Also known as “PAPA-Style Qualifying,” Card-Based Qualifying is similar to the Best Game format but depends more on consistent play. Like the Best Game format, you’ll play a series of games as single-player games. Likewise, your scores will be compared to everyone else’s scores, with each score being worth a certain number of points based on how it ranks up. There are two major differences: first, all scores are ranked, even if they’re not your best. More importantly, your scores are tied together in groups called “cards” rather than being independent scores.
Each card you play will usually come with its own entrance fee and will have you play some number of games. You get to pick the games you play, but the scores you put up will be tied to the card you just played rather than you as a player. So, if you put up the best score of the day on one machine, that score will only matter for the card you’re playing. If the rest of the card is pretty poor, then that best score won’t really help you qualify. In case this sounds like it’s “pay-to-win,” it isn’t. One good entry will beat a dozen bad ones!
This is arguably one of the most difficult pinball tournaments to wrap one's head around. While it might seem like it makes sense to repeatedly try the same games, as you’ll get more practice, it also means you're competing against yourself. If you beat a score you put up on an earlier entry, you just reduced a previous entry's value. So, it's probably best to divvy up your entries and play different games. If you're comfortable at one game and feel you can be consistently good at it, it's not a bad idea to keep trying that one; just remember that you don't want to devalue earlier entries by beating them (that is, unless you devalue it with a significantly better ticket).

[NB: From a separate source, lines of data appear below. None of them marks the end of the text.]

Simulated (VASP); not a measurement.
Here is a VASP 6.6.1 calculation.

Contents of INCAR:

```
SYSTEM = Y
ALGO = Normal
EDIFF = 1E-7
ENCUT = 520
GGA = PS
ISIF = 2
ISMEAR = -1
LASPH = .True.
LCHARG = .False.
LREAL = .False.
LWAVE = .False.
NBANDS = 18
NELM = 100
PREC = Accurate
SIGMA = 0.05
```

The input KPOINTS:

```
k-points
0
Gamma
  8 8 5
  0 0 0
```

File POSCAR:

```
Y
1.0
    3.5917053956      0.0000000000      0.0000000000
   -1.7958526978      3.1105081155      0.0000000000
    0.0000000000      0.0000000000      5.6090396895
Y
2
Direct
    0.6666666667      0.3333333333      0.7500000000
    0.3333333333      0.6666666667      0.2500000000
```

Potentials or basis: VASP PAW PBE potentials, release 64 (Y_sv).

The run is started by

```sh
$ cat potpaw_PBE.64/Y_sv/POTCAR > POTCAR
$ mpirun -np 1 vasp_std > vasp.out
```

It should also be noted that this kind of qualifying is significantly more competitive than others. It’s very conducive to multi-day events, so it tends to attract larger pools of players to compete with. Plus, you don't necessarily know what you're shooting for score-wise (since subsequent scores can dethrone you), and there's likely to be some waiting around for your turn on a table (especially if the bank is small and the player pool is large). But there's no harm in giving it one or two entries. After all, it might take a couple of top-10 scores on a game to lock a seat in the finals!
- Popularity: Common
- Complexity: Medium-low
- Energy: Varies
- Length: About 2 hours/round, but it depends on the bracket structure
- Rules Summary: Your generic tournament bracket, pinball-style.
These are pretty much what you'd expect: a bracket based on seeding, where you play against another player or group of players, and the top scorers move on. These can be head-to-head brackets (i.e., 1v1) or group brackets (i.e., four-players). In the former, you usually play some number of rounds (such as best of five or seven), where the higher seed gets to pick either the game that’s played or the order that they’d play (such as going first or second), and the lower seed gets to pick whatever wasn’t chosen. Usually, the higher seed will pick a game, and the lower seed will choose to play second, though the higher seed can defer this choice.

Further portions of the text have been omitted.